Caroline Tisdale

A recent research paper co-authored by astronomers from Harvard and Yale explores a new method of measuring fluctuations in light output from stars in distant galaxies.

By comparing individual pixels from a series of photographs of the M87 galaxy located 53.5 million light-years from Earth, the researchers detected changes in brightness of long-term variable stars — a group of stars whose light output varies. Previously, these slight variations in light output were too small to be modeled. But the findings of the recent paper not only allow researchers to measure the variable stars’ pulsation and the fluctuation of star brightness, but also improve the latest stellar evolution models of the galaxy of interest, M87.

“This is, as far as we know, the first time that the time variation in the integrated light of galaxies — the light of many stars together — has been considered,” said Pieter van Dokkum, study co-author and Yale astronomy department chair.

Titled “Ubiquitous Time Variability of Integrated Stellar Populations,” the paper analyzed images of M87 by combing through the Hubble Space Telescope archive. The researchers compared images taken over the course of three months, and focused on the differences in brightness from the variable stars within individual pixels.

“Typically, people think of more distant galaxies as static images or as steady beacons in the sky,” said Charlie Conroy, co-author of the paper and Harvard astronomy professor.

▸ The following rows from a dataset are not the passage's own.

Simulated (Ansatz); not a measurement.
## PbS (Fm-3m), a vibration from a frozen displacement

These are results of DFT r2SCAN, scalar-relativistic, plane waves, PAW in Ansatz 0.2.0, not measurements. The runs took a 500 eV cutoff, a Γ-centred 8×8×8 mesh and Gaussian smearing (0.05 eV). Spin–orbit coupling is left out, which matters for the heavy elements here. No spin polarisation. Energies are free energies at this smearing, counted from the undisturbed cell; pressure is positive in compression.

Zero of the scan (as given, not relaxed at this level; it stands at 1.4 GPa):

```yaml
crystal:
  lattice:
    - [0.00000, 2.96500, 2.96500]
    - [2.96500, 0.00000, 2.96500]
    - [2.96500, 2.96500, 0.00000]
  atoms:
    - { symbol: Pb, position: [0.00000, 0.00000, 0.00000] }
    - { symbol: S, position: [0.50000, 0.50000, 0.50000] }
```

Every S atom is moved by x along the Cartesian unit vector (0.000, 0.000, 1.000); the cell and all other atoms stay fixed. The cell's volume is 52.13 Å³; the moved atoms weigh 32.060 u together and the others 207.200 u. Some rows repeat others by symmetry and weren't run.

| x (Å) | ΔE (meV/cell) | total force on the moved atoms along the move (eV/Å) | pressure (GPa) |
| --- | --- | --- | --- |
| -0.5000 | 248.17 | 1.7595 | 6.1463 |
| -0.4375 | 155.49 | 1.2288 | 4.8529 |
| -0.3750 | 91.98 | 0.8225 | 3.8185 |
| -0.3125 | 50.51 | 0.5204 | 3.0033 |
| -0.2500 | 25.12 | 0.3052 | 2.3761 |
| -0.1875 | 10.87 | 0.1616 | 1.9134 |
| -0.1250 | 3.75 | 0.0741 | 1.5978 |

But because there is a massive number of variable stars within a galaxy, their changes in brightness, no matter how significant, cancel each other out, Conroy explained. In the photographs taken by the Hubble Space Telescope, there are roughly 100,000 to one million stars in a single pixel. Among these stars, there will be on average one or two bright variable stars while the rest give off a relatively constant amount of light, Conroy said. For this reason, the researchers needed to look at the galaxies not as a whole collection of stars on the pixel level, Conroy added.

M87 was far from the “ideal” model for this study, researchers said. According to Jieun Choi, a graduate student at Harvard who co-authored the paper, there are several qualifications a galaxy has to meet to be considered ideal: It has to be sufficiently close, frequently photographed and relatively young. M87 was the only galaxy for which the Hubble Space Telescope had already obtained the required data, van Dokkum said. However, it is an elliptical galaxy predominantly composed of old and low-mass stars, meaning the variable stars give off a weaker pulse compared to that of variable stars in a spiral galaxy.

In future research, the team hopes to apply their findings to nearby spiral galaxies with the data from the Large Synoptic Survey Telescope which will be accessible five to 10 years from now, van Dokkum said. LSST can capture the entire visible sky in matter of days and provide scientists with invaluable images, he added.

“The Sun is about five billion years old, and has about five billion years ahead of it. The stars in M87 are about 10 billion years old, which means we get a preview of our own future by looking at the pulsating stars in this galaxy,” van Dokkum said.

The paper was published in the online edition of the journal Nature on Nov. 16.